CHERRY-CHOCOLATE BLISS BITES
1/4 cup dried tart cherries, coarsely chopped
1 Tbsp balsamic vinegar
1/4 tsp almond extract
1/3 cup sweetened condensed milk
1 (4 oz) bar Ghirardelli 60% cocoa bittersweet chocolate, broken*
Place dried cherries in a small microwavable bowl; pour in balsamic vinegar and almond extract. Microwave 30 seconds to help plump the cherries; set aside.
Microwave condensed milk 45 seconds or until hot but not boiling. Add chocolate and stir until mostly smooth. Add cherry mixture. Stir until well combined.
Pour into a loaf pan or other 2 cup container, bottom lined with parchment. Chill in freezer for 15 minutes or in refrigerator for 45 minutes until set.
Cut into squares or roll into balls. This recipe can be doubled or tripled.
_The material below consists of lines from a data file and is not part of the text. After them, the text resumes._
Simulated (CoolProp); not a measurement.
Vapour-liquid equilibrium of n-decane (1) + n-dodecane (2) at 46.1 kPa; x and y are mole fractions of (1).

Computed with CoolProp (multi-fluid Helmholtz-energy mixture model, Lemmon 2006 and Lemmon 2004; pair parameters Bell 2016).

*Any semisweet or bittersweet chocolate (bar or chips) can be substituted. Try to get something around 60% cocoa solids. I used Ghirardelli’s because that was who sponsored the contest. If you quadruple the batch, you’ll use the whole can of sweetened condensed milk (1 1/3 c.) and one whole pound of chocolate.